LOS f: Explain the risks and costs of investing in private equity. fficeffice" />

Q1. Which of the following terms correctly describes the risk to a private equity firm in long-term interest and exchange rates, and the provision that specifies the method of profit distribution between the limited partners (LPs) and general partner (GP), respectively?

         Risk in long-term rates            Profit distribution

 

A)      Market risk                    Distribution waterfall

B)      Capital risk                   Carried interest

C)      Market risk                    Carried interest

Correct answer is A)

Market risk describes the risk of how changes in interest rate, exchange rate and other macroeconomic factors affect private equity investments.

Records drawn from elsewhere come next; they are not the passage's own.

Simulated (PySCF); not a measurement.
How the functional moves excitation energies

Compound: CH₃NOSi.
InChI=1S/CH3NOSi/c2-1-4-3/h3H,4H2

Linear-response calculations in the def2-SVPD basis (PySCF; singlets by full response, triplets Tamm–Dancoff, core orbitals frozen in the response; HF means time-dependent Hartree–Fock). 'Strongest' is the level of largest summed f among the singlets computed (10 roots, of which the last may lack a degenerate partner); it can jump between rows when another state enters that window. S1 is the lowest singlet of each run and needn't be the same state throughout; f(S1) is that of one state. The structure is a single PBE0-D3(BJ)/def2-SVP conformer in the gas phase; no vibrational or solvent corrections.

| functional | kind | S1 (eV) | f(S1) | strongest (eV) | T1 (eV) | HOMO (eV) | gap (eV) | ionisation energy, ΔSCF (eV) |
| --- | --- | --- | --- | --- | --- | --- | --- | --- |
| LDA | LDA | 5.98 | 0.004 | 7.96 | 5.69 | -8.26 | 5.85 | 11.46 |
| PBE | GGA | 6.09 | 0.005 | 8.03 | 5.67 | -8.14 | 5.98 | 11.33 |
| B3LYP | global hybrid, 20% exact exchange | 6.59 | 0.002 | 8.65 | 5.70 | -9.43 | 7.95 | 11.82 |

The method of profit distribution between the LPs and GP is called distribution waterfall.

Carried interest is the GP’s share of fund profits. Capital risk refers to the risk of capital depletion in a private equity fund and the risk of obtaining additional financing.

 

Q2. An analyst makes the following statements on the risk and costs of private equity investments:

Statement 1:      Committed capital is the initial capital in a private equity fund to obtain first round financing. As committed

capital is used up, investors are required to make additional commitments to finance firm projects and expansion.

Statement 2:      The J-Curve refers to the risk pattern in a private equity investment over time. Risk in private equity investments initially typically declines as more capital is drawn down but increases closer to exit since exit timing and values are difficult to predict.
With respect to the analyst’s statements:

A)   both are correct.

B)   only one is correct.

C)   both are incorrect.

Correct answer is C)       

Both statements are incorrect. Committed capital refers to the amount of funds investors committed to over the life of the private equity fund. Funds from committed capital are drawn down over time as the firm needs more capital. If the firm needs financing beyond investors’ committed capital, it would have to look for additional sources of funds.
The J-Curve refers to a pattern in private equity investment return, not risk. The return on investments usually declines initially, then increases as exit nears.

 

Q3. An implicit cost in private equity of additional financing or issuing stock options to management is called:

A)   management and performance cost.

B)   capital cost.

C)   dilution cost.

Correct answer is C)         

Management and performance cost is the explicit cost of manager compensation as a percentage of committed capital and annual fund performance. Capital costs are not discussed as a cost in private equity.
Dilution is the implicit cost of reduced investor value when firms take on additional financing or when stock options are granted (and exercised) by management.